Token are not kept in memory. You usually consume them for other processing and throw them away.

It isn't an issue.
August 02, 2012
On Thursday, 2 August 2012 at 11:47:20 UTC, deadalnix wrote:
> lexer really isn't the performance bottleneck of dmd (or any compiler of a non trivial language).

What if we're just using this lexer in something like a
syntax highlighting text editor? I'd be annoyed if it
stopped typing for a little bit cuz of processing.
August 02, 2012
On 8/2/12 6:07 AM, Walter Bright wrote:
> Why? I've never seen any UTF16 or UTF32 D source in the wild.

Here's a crazy idea that I'll hang to this one remark. No, two crazy ideas.

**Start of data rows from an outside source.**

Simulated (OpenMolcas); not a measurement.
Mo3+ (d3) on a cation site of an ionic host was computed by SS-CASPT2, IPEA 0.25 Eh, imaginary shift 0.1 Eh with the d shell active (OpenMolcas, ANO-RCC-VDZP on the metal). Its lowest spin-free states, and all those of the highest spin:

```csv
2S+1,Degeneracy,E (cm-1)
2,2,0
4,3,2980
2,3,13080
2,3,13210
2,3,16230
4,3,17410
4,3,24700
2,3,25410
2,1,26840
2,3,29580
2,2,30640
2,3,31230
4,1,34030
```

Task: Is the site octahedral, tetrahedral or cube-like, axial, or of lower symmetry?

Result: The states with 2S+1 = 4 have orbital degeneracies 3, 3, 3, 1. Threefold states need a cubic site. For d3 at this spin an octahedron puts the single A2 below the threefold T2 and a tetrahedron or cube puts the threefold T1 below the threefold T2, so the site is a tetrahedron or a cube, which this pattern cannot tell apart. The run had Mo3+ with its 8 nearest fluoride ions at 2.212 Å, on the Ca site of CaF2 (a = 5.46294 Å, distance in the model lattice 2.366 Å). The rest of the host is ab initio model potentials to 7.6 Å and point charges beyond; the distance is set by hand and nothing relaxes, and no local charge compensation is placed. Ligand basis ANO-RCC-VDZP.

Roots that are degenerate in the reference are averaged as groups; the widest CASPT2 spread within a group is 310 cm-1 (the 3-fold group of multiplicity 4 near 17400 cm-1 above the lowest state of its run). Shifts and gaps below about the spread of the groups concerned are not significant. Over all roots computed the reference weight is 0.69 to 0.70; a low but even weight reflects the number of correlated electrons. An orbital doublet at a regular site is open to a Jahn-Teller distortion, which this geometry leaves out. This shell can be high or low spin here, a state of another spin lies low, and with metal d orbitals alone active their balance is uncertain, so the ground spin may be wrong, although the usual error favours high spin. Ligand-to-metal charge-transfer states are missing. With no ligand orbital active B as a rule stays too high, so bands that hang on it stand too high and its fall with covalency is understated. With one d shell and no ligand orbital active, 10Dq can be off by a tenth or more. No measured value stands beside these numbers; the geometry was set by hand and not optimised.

First, after having read the large back-and-forth Jonathan/Walter in one sitting, it's becoming obvious to me you'll never understand each other on this nontrivial matter through this medium. I suggest you set up a skype/phone call. Once you get past the first 30 seconds of social awkwardness of hearing each other's voice, you'll make fantastic progress in communicating.

Regarding the problem at hand, it's becoming painfully obvious to me that the lexer MUST do its own decoding internally. Hence, a very simple thing to do is have the entire lexer only deal with ranges of ubyte. If someone passes a char[], the lexer's front end can simply call s.representation and obtain the underlying ubyte[].

If someone passes some range of char, the lexer uses an adapter (e.g. map()) that casts every char to ubyte, which is a zero-cost operation. Then it uses the same core operating on ranges of ubyte.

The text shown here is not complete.